AND, the Hindenberg was landing at Lakehurst specifically to exchange her Hydrogen gas for Helium when the accident occurred.
In another vein, Porfi, i don't think the US is, or ever has, taken upon itself to fulfill an :altruistic" role in the International scenario of Finance.
They, and more recently, over the past 50 or so years following WWII, European nations have contributed toward financial assistance of "developing" nations through the IMF and World Bank. But we've been through that discussion many times before.
If you recall, immediately after the US$600 million commitment by the IMF, Hippo bought back the Spanish interest in the Electric sector for something like US$570 million. The IMF immediately abeyed the agreement and brought pressure against Hippo to get DR's act together financially. The DR then went on to authorize even more loans with other agencies and go deeper into debt. Now would that appear to you to be the actions of a responsible government??? Now you are attempting to place ALL the blame on the IMf for the self-imposed financial problems of the DR. At least, that is how I'm interpreting your statements. The IMF/World Bank MAY share some of the responsibility in the matter, but by no means can you place the TOTAL blame in their corner.
I'm not being an apologist for the world's lending organizations by any means, just trying to be fair in assessing the ROOT causes of the DR's financial problems without getting on a soap box to do so.
I believe that those lending agencies have every right to demand financial responsibility of a debtor nation, to demand that they show plausable solutions to effect repayment of monies loaned, to establish a reasonable repayment schedule and stick to it, or else to abrogate and default on the total, suffer the consequences and eat their crow like everyone else who have taken bankruptcy.
We both recognize that scenario is unacceptable for ANY nation to suffer. Mayhem would result. So, what is the solution??
Pointing fingers and placing blame on outside sources doesn't fill the bill regardless of the pressures of international economics. A nation either enters into the world market and adjusts it's economy to those forces, or remains isolated and faces the consequences of that action.

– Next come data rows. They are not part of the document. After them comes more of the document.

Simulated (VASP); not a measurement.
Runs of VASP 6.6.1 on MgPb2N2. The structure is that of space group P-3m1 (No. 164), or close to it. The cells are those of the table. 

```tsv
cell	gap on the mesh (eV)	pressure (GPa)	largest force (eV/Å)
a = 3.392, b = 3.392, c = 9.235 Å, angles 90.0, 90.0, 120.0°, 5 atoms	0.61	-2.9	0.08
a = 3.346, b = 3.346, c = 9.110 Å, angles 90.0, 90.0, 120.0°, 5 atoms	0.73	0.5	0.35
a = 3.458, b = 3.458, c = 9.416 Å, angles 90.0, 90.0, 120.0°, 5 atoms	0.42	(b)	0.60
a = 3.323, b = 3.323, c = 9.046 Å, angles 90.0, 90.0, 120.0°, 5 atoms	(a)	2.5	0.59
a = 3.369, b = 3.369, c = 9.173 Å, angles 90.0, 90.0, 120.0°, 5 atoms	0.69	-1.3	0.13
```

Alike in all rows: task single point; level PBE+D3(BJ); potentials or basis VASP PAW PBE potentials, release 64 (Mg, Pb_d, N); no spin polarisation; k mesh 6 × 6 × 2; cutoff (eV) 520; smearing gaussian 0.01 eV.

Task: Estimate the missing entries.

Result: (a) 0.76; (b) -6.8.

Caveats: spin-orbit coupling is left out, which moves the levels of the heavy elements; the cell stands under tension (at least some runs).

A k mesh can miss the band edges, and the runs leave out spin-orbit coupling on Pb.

Let's face it, the world is driven by MONEY. If a nation wishes to be prosperous, it must participate in world trade with whatever materials it has to offer and at competitive prices. If it doesn't, it will forever remain a backwater nation and be dubbed "Third World" or "Emerging".
I still agree with you that the institutions of the IMF and World Bank have outlived their usefulness, but they're ALL the poorer nations have as a source of emergency funds until a reorganized, reoriented substitute is forthcoming.